Lord Cowan—The question is whether the income tax is one of the deductions to be made in respect of rates, taxes, and public charges, payable in respect of lands and heritages. On that subject there is a judgment by Lord Neaves which was not taken to the Inner House, but which is to be found in Mr Smith's work on the Poor-Law, p. 118. It was given in the case of Greville v. Thomson, 10th July 1857. I find also that a question occurred under the Income Tax Acts which existed prior to 1816, in reference to the free rents of an entailed estate, with regard to provisions for children and an annuity to a widow, and the case of Elliot v. Elliot, 17th July 1813, F.C., fixed that the income tax was not to be deducted. But there was also the Lochbuy case ( Maclaine v. Maclaine, 29th November 1845, 8 D. 150), in which I was counsel, which had reference to the construction to be put on Lord Aberdeen's Act, with regard to provisions of the same description, and I find that the views of the Judges in that case were just those which your Lordship has expressed. Now I think the same principles ought to lead us to the conclusion here that the income tax is not to be deducted as a tax payable in respect of lands and heritages. I am satisfied that the judgment pronounced by Lord Neaves in the case to which I have referred is a correct judgment, and I think we ought now to give it the authority of this Division of the Court.

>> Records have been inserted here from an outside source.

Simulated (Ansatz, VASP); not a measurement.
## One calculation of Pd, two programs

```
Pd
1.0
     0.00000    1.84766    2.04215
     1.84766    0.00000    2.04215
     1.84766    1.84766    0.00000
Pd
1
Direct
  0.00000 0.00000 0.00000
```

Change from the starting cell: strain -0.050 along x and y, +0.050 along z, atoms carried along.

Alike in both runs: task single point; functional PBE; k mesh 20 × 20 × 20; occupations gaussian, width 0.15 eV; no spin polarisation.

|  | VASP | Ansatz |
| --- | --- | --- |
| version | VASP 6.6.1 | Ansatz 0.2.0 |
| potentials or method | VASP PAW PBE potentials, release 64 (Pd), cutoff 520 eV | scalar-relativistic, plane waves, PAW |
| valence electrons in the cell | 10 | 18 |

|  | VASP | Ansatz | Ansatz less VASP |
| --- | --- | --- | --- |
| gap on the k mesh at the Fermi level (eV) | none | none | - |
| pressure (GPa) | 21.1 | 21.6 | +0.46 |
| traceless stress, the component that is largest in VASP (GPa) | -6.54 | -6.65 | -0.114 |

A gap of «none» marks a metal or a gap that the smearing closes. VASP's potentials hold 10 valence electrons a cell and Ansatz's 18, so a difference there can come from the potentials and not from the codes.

Lord Benholme and Lord Neaves concurred.

The following interlocutor was accordingly pronounced:—“Recal the interlocutor of the Lord Ordinary: Find that the income tax as charged on income derived from lands and heritages under the Statute 5 and 6 Vict. c. 35, and subsequent Acts, is not one of the rates, taxes, and public charges payable in respect of lands and heritages which, under the 37th section of the Poor Law Amendment Act, fall to be deducted in estimating the annual value of such lands and heritages: And remit to the Lord Ordinary,” &c.

Solicitors: Agents for the Suspenders— Hill, Reid, & Drummond, W.S.

Agent for the Respondent— William Burness, S.S.C.